The bill issued by the council also includes separate amounts levied by other statutory bodies such as the police and fire service.

Tyne and Wear Fire and Civil Defence Authority and the Northumbria Police and Crime Commissioner are expected to confirm any changes to their precepts in February.

When excluding these precepts, the majority of households in South Tyneside, which fall into the lowest Band A bracket, would see a weekly increase in their council tax bills of 83p and an annual increase of £42.90.

Meanwhile, Band D properties would see a weekly increase of £1.24 and an annual increase of £64.35.

Predicted annual council tax bill by property band for 2021/22 (excluding police and fire precepts)

Band A – £1,128.92

Band B – £1,317.07

Band C – £1,505.22

Band D – £1,693.38

Band E – £2,069.69

Band F – £2,445.99

Band G – £2,822.30

Band H – £3,386.76

The proposed rise comes as South Tyneside Council looks to save around £8million in 2021/22, with more savings expected in future years.

Despite having to save £175million since 2010 due to government grant reductions, council chiefs say they can achieve a balanced budget in 2021/22.

Planned savings will be delivered through a mix of reduced spending, delivering new models of service and “increasing efficiency.”

The Medium Term Financial Plan also covers the council’s capital programme of £360million over the next five years which includes regeneration projects, sustainable energy schemes and major road improvements.

The spend in 2021/22 is set to be £99million, financed by a mixture of external funding, Government grants, borrowing and capital receipts from sales of assets.
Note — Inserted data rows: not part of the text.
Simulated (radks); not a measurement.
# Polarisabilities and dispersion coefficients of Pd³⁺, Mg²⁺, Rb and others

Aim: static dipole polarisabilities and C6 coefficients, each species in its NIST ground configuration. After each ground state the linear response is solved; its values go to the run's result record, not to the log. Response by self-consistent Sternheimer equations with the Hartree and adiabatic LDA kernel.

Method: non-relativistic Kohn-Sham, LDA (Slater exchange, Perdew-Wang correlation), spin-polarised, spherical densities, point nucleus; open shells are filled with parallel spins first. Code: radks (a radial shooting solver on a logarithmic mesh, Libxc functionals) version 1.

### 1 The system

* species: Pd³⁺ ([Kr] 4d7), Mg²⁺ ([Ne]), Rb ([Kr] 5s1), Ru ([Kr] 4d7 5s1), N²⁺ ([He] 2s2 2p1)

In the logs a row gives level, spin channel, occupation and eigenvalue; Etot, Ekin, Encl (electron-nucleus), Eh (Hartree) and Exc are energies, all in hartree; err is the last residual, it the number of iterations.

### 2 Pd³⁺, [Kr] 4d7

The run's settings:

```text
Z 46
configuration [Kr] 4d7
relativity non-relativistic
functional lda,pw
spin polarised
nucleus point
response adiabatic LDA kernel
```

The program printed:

Ongoing projects include the Holborn riverside development, South Shields 365 regeneration scheme and the International Advanced Manufacturing Park.

One scheme also includes a ‘strategic bus corridor’ from South Shields through to the Boldon Colliery area to “support and sustain bus journeys” into the city centres of Newcastle and Durham.

The council’s Medium Term Financial Plan will be considered by cabinet on February 3.

A final decision on the 2021/22 budget will be made by full council on February 25.